On Thursday evening, the Swedish marketing community gathered at Stockholm City Hall for 100-wattaren 2026. Beyond the celebration itself, the evening served as a timely reminder of something the industry too often struggle with: communication only matters when it can demonstrate what it actually delivers.
That principle sits at the heart of 100-wattaren – and it is precisely why Nepa is a partner to the awards. This is not a competition that rewards ideas for their own sake. It rewards work that proves its value, drives change and contributes to real growth.
100-wattaren and the discipline of effectiveness
100-wattaren stands apart from many other awards by consistently judging communication on outcomes rather than optics. In an industry still prone to confusing attention with impact, the competition maintains a clear focus on what ultimately matters:
- Measurable value
- Behavioural change
- Commercial and societal impact
This focus is not just refreshing – it is necessary. As marketing budgets come under greater scrutiny, the ability to explain not only what was done, but why it mattered, is becoming a prerequisite rather than a bonus.
That is also why the cases presented on stage resonate so strongly. They are not built on hindsight or selective metrics, but on structured thinking, continuous measurement and a clear link between communication and effect.
From creativity to consequence
This year’s winners made one thing clear: the strongest work is created where creativity and accountability reinforce each other.

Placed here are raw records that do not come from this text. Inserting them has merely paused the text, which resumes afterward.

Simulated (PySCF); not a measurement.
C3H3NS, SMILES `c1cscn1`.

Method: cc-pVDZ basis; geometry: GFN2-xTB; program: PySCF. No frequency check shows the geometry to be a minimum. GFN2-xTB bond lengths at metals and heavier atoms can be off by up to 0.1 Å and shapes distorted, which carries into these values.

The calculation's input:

Several brands stood out by consistently delivering high wattage across categories, including Nepa’s clients:
- Lantmännen
- IF Insurance
- Orkla Foods
- Telia
Across areas such as Employer Branding & Recruitment, Consumer, Long-term, Society & Opinion, Strategic Design and the overall 100-wattaren Grand Prix, the winning entries showed that effectiveness is rarely the result of isolated brilliance. It is the outcome of disciplined strategy, clear priorities and sustained effort over time.
What effective communication has in common
Despite differences in category and expression, the most successful cases share a common mindset.
Effect is designed, not reported
In the strongest entries, effect is not something added at the end of a presentation. It is embedded from the outset. The work explains why choices were made, how performance was followed up and what changed as a result. Measurement is part of the brief – not an afterthought.
Strategy, creativity and measurement move together
The creative idea is never isolated. It is connected to objectives, tracked consistently and evaluated against outcomes that matter to the business. Data is not used to justify decisions after the fact, but to guide them throughout the process.
Long-term thinking outperforms short-term spikes
Many of the most awarded cases are not one-off activations, but the result of sustained investment. They come from brands that treat communication as a long-term system – continuously refined, evaluated and adjusted – rather than a sequence of disconnected campaigns.
The pattern is clear: brands that succeed at 100-wattaren are not guessing. They are managing effect deliberately and systematically.
Why this matters – and why Nepa partners with 100-wattaren
For Nepa, partnering with 100-wattaren is about more than supporting an industry event. It is about standing firmly behind a shared belief: communication should be evaluated on what it actually changes.
We align with 100-wattaren on three fundamental principles:
- Marketing must be accountable to business outcomes
- Measurement must go beyond media metrics to capture real behaviour and brand impact
- Insights should be used proactively – to plan, steer and improve – not merely to explain what has already happened
While 100-wattaren looks back to recognise the most effective work of the year, our role at Nepa is forward-looking: helping brands create more of that work, more consistently, by replacing gut feel with connected, always-on insight.